One interesting property of least squares regression is that the predictions are the conditional expectation (mean) of the target variable given the right-hand-side variables. So in the OP example, we're predicting the average price of houses of a given size.

The notion of predicting the mean can be extended to other properties of the conditional distribution of the target variable, such as the median or other quantiles [0]. This comes with interesting implications, such as the well-known properties of the median being more robust to outliers than the mean. In fact, the absolute loss function mentioned in the article can be shown to give a conditional median prediction (using the mid-point in case of non-uniqueness). So in the OP example, if the data set is known to contain outliers like properties that have extremely high or low value due to idiosyncratic reasons (e.g. former celebrity homes or contaminated land) then the absolute loss could be a wiser choice than least squares (of course, there are other ways to deal with this as well).

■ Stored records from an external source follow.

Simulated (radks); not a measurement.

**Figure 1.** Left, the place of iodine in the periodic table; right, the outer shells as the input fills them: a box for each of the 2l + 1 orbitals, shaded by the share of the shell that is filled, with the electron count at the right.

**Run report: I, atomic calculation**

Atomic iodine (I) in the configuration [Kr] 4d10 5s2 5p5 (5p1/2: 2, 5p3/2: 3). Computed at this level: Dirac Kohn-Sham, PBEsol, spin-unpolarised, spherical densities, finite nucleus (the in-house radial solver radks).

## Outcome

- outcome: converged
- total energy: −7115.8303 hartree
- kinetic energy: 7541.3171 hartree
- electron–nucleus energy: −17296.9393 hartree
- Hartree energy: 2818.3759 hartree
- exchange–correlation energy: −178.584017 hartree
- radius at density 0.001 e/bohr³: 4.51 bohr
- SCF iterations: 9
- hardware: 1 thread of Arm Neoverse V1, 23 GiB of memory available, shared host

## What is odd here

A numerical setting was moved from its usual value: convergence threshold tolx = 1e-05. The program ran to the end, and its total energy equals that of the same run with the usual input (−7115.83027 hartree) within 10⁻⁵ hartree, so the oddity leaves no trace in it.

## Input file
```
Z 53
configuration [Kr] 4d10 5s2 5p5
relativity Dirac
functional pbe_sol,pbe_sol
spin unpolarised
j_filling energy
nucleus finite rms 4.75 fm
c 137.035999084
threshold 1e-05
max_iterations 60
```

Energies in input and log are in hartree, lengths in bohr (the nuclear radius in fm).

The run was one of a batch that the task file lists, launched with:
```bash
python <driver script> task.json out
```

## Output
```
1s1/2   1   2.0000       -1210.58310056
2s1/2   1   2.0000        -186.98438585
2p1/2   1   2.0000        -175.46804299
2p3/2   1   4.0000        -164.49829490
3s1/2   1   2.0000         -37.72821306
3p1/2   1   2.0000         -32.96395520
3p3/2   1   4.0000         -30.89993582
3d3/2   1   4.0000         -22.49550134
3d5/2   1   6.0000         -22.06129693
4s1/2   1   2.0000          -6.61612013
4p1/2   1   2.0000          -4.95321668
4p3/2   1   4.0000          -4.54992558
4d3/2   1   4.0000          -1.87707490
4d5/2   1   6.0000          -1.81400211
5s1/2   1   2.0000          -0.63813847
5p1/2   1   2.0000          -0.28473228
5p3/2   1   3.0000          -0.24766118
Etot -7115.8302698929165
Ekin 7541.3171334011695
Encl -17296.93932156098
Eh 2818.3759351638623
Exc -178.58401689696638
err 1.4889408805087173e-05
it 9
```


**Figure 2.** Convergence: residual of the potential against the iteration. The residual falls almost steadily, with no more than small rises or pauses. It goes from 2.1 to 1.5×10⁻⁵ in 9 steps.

Worth mentioning here I think because the OP seems to be holding a particular grudge against the absolute loss function. It's not perfect, but it has its virtues and some advantages over least squares. It's a trade-off, like so many things.

[0] https://en.wikipedia.org/wiki/Quantile_regression

This is very light and approachable but stops short of building the statistical intuition you want here. They fixate on the smoothness of squared errors without connecting that to the gaussian noise model and establishing how that relates to the predictive power against natural sorts of data.

I really recommend this explorable explanation: https://setosa.io/ev/ordinary-least-squares-regression/

And for actual gradient descent code, here is an older example of mine in PyTorch: https://github.com/stared/thinking-in-tensors-writing-in-pyt...

Some important context missing from this post (IMO) is that the data set presented is probably not a very good fit for linear regression, or really most classical models: You can see that there's way more variance at one end of the dataset. So even if we find the best model for the data that looks great in our gradient-descent-like visualization, it might not have that much predictive power. One common trick to deal with data sets like this is to map the data to another space where the distribution is more even and then build a model in that space. Then you can make predictions for the original data set by taking the inverse mapping on the outputs of the model.

The main practical reason why square error is minimized in ordinary linear regression is that it has an analytical solution. Makes it a bit weird example for gradient descent.

There are plenty of error formulations that give a smooth loss function, and many even a convex one, but most don't have analytical solutions so they are solved via numerical optimization like GD.

The main message is IMHO correct though: square error (and its implicit gaussian noise assumption) is all too often used just per convenience and tradition.

> When using least squares, a zero derivative always marks a minimum. But that's not true in general ... To tell the difference between a minimum and a maximum, you'd need to look at the second derivative.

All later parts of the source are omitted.